Partner POV | AMD Instinct MI350 Series and Beyond: Accelerating the Future of AI and HPC

Written and provided by: Vamsi Boppana, Senior Vice President, Artificial Intelligence Group, AMD

At a Glance:

AMD launched the AMD Instinct™ MI350 Series, delivering up to 4x generation-on-generation AI compute improvement and up to 35x leap in inferencing performance
AMD launched ROCm 7.0 with over 4x inference and 3x training performance improvement over ROCm 6.0
AMD also showcased its new developer cloud to empower AI developers with seamless access to AMD Instinct GPUs and ROCm for their AI innovation
The company also previewed its next-gen "Helios" AI rack infrastructure, integrating MI400 GPUs, EPYC "Venice" CPUs, and Pensando "Vulcano" NICs for unprecedented AI compute density and scalability

The world of AI isn't slowing down—and neither is AMD. At AMD, they're not just keeping pace, they're setting the bar. AMD customers are demanding real, deployable solutions that scale, and that's exactly what they're delivering with the AMD Instinct MI350 Series. With cutting-edge performance, massive memory bandwidth, and flexible, open infrastructure, AMD is empowering innovators across industries to go faster, scale smarter and build what's next.

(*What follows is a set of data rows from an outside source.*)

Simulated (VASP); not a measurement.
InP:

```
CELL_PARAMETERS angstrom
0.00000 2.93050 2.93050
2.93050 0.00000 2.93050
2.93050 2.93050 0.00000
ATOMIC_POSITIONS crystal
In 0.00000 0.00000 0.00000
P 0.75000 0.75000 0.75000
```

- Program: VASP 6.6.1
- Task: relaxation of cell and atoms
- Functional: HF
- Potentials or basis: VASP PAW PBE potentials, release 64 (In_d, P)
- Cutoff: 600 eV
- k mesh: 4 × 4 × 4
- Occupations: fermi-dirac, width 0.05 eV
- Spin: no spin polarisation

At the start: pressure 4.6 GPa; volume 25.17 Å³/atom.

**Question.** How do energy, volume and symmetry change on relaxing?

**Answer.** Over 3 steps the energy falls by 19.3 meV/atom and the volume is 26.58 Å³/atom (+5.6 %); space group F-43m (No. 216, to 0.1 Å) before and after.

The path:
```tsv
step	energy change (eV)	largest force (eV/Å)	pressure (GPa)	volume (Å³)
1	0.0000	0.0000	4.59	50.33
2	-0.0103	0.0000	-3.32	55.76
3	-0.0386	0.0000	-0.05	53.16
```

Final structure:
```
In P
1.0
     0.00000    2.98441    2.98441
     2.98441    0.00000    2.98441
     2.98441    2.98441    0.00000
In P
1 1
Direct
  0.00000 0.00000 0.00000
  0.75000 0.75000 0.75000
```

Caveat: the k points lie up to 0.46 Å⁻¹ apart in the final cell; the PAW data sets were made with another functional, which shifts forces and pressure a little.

Powering tomorrow's AI workloads

Built on the AMD CDNA™ 4 architecture, the AMD Instinct MI350X and MI355X GPUs are purpose-built for the demands of modern AI infrastructure. The MI350 Series delivers a 4x, generation-on-generation AI compute increase as well as a 35x generational leap in inferencing, paving the way for transformative AI solutions across industries. These GPUs deliver leading memory capacity (288GB HBM3E from Micron and Samsung Electronics) and bandwidth (up to 8TB/s), ensuring exceptional throughput for inference and training alike.

Figure 1 MI350 Series offers faster AI inferencing, supports larger models, and accelerates AI innovation¹

With flexible air-cooled and direct liquid-cooled configurations, the Instinct MI350 Series is optimized for seamless deployment. It supports up to 64 GPUs in an air-cooled rack and up to 128 GPUs in a direct liquid-cooled rack, delivering up to 2.6 exaFLOPS of FP4/FP6 performance. The result is faster time-to-AI and reduced costs in an industry standards-based infrastructure.

The numbers that matter: Instinct MI350 series specifications

SPECIFICATIONS (PEAK THEORETICAL)	AMD INSTINCT™ MI350X GPU	AMD INSTINCT™ MI350X PLATFORM	AMD INSTINCT™ MI355X GPU	AMD INSTINCT™ MI355X PLATFORM
GPUs	Instinct MI350X OAM	8 x Instinct MI350X OAM	Instinct MI355X OAM	8 x Instinct MI355X OAM
GPU Architecture	CDNA 4	CDNA 4	CDNA 4	CDNA 4
Dedicated Memory Size	288 GB HBM3E	2.3 TB HBM3E	288 GB HBM3E	2.3 TB HBM3E
Memory Bandwidth	8 TB/s	8 TB/s per OAM	8 TB/s	8 TB/s per OAM
FP64 Performance	72 TFLOPs	577 TFLOPs	78.6 TFLOPS	628.8 TFLOPs
FP16 Performance*	4.6 PFLOPS	36.8 PFLOPS	5 PFLOPS	40.2 PFLOPS
FP8 Performance*	9.2 PFLOPs	73.82 PFLOPs	10.1 PFLOPs	80.5 PFLOPs
FP6 Performance*	18.45 PFLOPS	147.6 PFLOPS	20.1 PFLOPS	161 PFLOPS
FP4 Performance*	18.45 PFLOPS	147.6 PFLOPS	20.1 PFLOPS	161 PFLOPS

*with structured sparsity

Figure 2 AMD Instinct MI355X GPUs deliver leading memory and bandwidth along with impressive performance. *All Matrix Core numbers except FP64 with sparsity

Ecosystem momentum ready to deploy

MI350s will be broadly available through leading cloud service providers—including major hyperscalers and next-generation neo clouds—giving customers flexible options to scale AI in the cloud. At the same time, top OEMs like Dell, HPE, and Supermicro are integrating MI350 Series solutions into their platforms, delivering powerful on-prem and hybrid AI infrastructure.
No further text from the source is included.